Google outage reportedly caused big drop in global traffic
Most Google services, including search, were down for a few minutes Friday, prompting much of the Internet to start the weekend early...and then quickly change its mind.
For a very brief few minutes on Friday you may have noticed some Google services, most notably search, appeared to be down. If not, maybe you noticed the ensuing freak-out across Twitter and the rest of the Internet.
At first glance the flash outage was little more than an opportunity for a few good one-liners and a chance to actually stand up from the keyboard and walk around for a few minutes. If we had connected nanobots floating around in our bloodstreams, certainly they would have registered a worldwide uptick in caffeine intake during those few moments.

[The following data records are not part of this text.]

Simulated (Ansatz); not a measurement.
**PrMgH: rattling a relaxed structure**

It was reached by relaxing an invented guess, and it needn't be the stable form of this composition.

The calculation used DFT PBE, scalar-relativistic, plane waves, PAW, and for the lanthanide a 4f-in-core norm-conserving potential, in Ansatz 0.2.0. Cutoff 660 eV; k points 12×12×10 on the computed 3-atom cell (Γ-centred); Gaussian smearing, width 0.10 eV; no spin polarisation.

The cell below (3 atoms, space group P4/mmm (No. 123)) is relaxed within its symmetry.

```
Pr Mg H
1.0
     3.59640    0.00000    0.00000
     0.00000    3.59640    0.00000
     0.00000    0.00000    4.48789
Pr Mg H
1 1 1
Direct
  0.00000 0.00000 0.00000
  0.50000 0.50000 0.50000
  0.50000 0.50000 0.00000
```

As it turns out though, Google's downtime did appear to have global, measurable repercussions, according to analytics firm GoSquared, which estimates that it caused a 40 percent drop in global traffic during a five-minute window:
Google.com was down for a few minutes between 23:52 and 23:57 BST on 16th August 2013. This had a huge effect in the number of pageviews coming into GoSquared's real-time tracking - around a 40% drop, as this graph of our global pageviews per minute shows. That's huge. As internet users, our reliance on google.com being up is huge. It's also of note that pageviews spiked shortly afterwards, as users managed to get to their destination.
Google has acknowledged the outage, which it says has been resolved. The official downtime according to a Google status page was between 1 and 5 minutes.
In related news, Bing and Yahoo still exist, but apparently failed to find a way to target their marketing to Google users during the outage.
Update, 8:05 p.m. PT: to correct the duration of the outage reported by Google.